In the end, the U.S. Supreme Court ruled that the First Amendment did protect the right of newspapers to print the materials in the report.

What’s the connection, other than the movie was about “The Post” and the Washington Post put out this commercial?

The Super Bowl commercial points out just how serious the situation is now and why newspapers and journalists are still so needed today. The ruling by the Supreme Court is being questioned every day, and in smaller ways governmental entities large and small are trying to keep decisions in the dark, trying to keep regular citizens from knowing what is truly going on with their tax dollars.

“Democracy Dies in Darkness” is the name of the commercial. Hanks thunders, “Knowing empowers us. Knowing helps us decide. Knowing keeps us free.” All the while, photos from our history – wars, the U.S. flag on the moon, protests and more flash on the screen.

And he is correct. Knowledge and scrutiny are important guarantees to our freedom.

As the commercial points out, journalists are there to bring you the story – “when we go off to war, when we exercise our rights, when we soar to our greatest heights, when we mourn and pray, when our neighbors are at risk, when our nation is threatened, there’s someone to gather the facts, to bring you the story, no matter the cost.”

But journalists do not work in a vacuum, in a void. It takes all of us, citizens, journalists, teachers, publishers, business owners, historians, moms, dads, grandparents … It takes everyone to keep the light on government, from top to bottom.

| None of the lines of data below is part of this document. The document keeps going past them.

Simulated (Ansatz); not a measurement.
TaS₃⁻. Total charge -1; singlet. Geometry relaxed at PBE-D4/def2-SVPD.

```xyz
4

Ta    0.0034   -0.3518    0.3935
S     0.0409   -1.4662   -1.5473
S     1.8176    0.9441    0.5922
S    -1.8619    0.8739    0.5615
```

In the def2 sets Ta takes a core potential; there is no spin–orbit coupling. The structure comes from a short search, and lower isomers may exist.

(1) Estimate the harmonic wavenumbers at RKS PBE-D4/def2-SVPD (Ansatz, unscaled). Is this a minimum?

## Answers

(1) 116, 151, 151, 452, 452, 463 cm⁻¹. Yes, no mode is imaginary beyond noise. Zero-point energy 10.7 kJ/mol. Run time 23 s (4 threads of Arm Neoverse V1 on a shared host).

It means that governments should have to continue to post their legal notices in the newspaper, for all to see, in addition to other places. Not only on their websites for a fraction of a second, buried deep in the background and difficult to find, and not only on a bulletin board in the front lobby, which few ever enter. It means that we all must have access to decisions, large and small.

Knowledge guarantees our freedom. Let’s keep the knowledge flowing. Fight for your right to know.